New suites at El Toucanet Lodge in Copey de Dota
Photos by Dorothy MacKinnon | Tico Times
Natural wonders abound in Costa Rica, but charming, man-made places are a little harder to find. Tucked away in a river valley, off the beaten path of the Ruta de los Santos in the mountains south of San José, lies one small village that combines natural beauty with architectural charm. And there’s the added bonus of a comfortable lodge.
Copey de Dota is just 7 kilometers east of Santa María de Dota, at the bottom of a steep road that winds past precipitously terraced coffee fincas. It’s home to about 400 inhabitants, mostly farmers who grow apples, avocados and blackberries and tend dairy cows. Named after the copey tree (Clusia rosea), the village has pleasant houses set in lush gardens, a neat elementary school with prettily painted murals, a tidy soccer field and a church. This is not just any church, however, but one of the most charming in the country. Built in the 1920s and dedicated to the town’s patron saint, San Rafael Arcángel, this church was declared a historical heritage site in 1996.

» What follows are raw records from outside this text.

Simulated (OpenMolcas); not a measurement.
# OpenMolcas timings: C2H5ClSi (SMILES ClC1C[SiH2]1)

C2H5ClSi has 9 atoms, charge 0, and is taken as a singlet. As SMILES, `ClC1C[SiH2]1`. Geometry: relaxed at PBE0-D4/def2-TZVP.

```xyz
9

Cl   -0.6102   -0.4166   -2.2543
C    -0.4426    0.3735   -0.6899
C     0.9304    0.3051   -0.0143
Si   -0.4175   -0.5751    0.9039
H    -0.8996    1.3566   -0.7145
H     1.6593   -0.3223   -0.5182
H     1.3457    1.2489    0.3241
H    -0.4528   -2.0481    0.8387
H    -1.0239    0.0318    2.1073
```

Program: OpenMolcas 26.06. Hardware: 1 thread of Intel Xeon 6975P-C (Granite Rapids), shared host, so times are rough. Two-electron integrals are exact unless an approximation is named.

The town’s charming 1920s church. Photos by Dorothy MacKinnon | Tico Times
The church is postcard-perfect, sitting on an expanse of green lawns with a smattering of well-tended flowering shrubs and backed by a dramatic line of mountains. The wood-frame building has a turreted Gothic steeple, reminiscent of New England country churches. Instead of the classic Yankee white clapboard, this church has a fresh coat of sunny yellow, with white trim on the windows and a jaunty rosy-red roof. All the decorative gingerbread has been restored as well, and picked out in white.
Heading south out of town, the gravel road follows the curves of the picturesque Pirrís River, known locally as the Río Parrita. The fast-moving river is dramatically strewn with boulders and prettily edged with mossy banks. The river road makes an idyllic country walk, with stunningly beautiful scenic spots, including a stone bridge where you can watch the river tumbling over rocks.
Just 800 meters beyond the village is the entrance to El Toucanet Lodge, high on a hill overlooking the river valley. Since 1996, El Toucanet has been the main reason for visiting Copey. From the lodge’s plant-covered terrace, you have a 270-degree view of mountains and forest. The bird-watching from the main lodge and each private cabin deck is easy and rewarding, with more than 200 species listed. Among the highland species that live here, you’re sure to see pairs of red-white-and-black acorn woodpeckers, as well as the aptly named flame-colored tanager. The lodge’s namesake bird is everywhere to be seen as well – painted on the furniture, place mats and even the artistic recycling bins.
The real bird also makes an occasional appearance, as owner Gary Roberts can attest.
“While we were building the lodge, twice we had toucanets fly into the cabins, so that was the hint for the name,” he says.
Roberts, originally from the South Bay area of the U.S. city of Los Angeles, met Edna Ureña, born and raised in Costa Rica, when they were both attending college in Los Angeles in 1979. A keen surfer, Roberts followed his Costa Rican girlfriend home for a three-month planned surfing vacation that lasted four years.
“I fell in love with the people and the country – and the beautiful surfing beaches,” he says.
Ureña was born and raised in the Los Santos region, and when the couple moved to Costa Rica permanently in 1988, they chose Copey, where Ureña’s family owned property, to build their home. The beauty of the area eventually convinced them to build the lodge and “share this piece of paradise.”
After starting with four rooms, the lodge now has six spacious, comfortable rooms in wooden cabins, each with a private deck. There are also two new junior suites, complete with kitchenettes, fireplaces and hot tubs with picture windows looking out onto garden and mountain views. All the cabins are set in a mature garden with flowering shrubs that attract both birds and butterflies.
For more than a decade, the lodge has been a favorite of hikers and bird-watchers. Every morning Roberts leads guests on a “quetzal quest,” and few visitors are disappointed. The local quetzals are fairly reliable from the middle of December until September, when the nearby aguacatillo trees usually have fruit. Evenings are spent around the fireplace in the main lodge. Dinner usually features the lodge’s famous baked trout, which involves garlic and lemons. The secret ingredient, Roberts says, “lies in the passion we put into cooking our meals.”
The new suites above the main lodge have added an extra touch of luxury and romance to the lodge, making it an even more attractive getaway for city couples in search of some peace and quiet in mountain greenery. The refreshing mountain air is another plus, inspiring the lodge’s slogan: “Fresh air and cold nights.”
Even if you don’t stay in one of the new suites, you can still enjoy a long soak in a hot tub. Just give Roberts notice the night before, and he will fire up the sunken outdoor tub, where you can soak the evening away under the stars.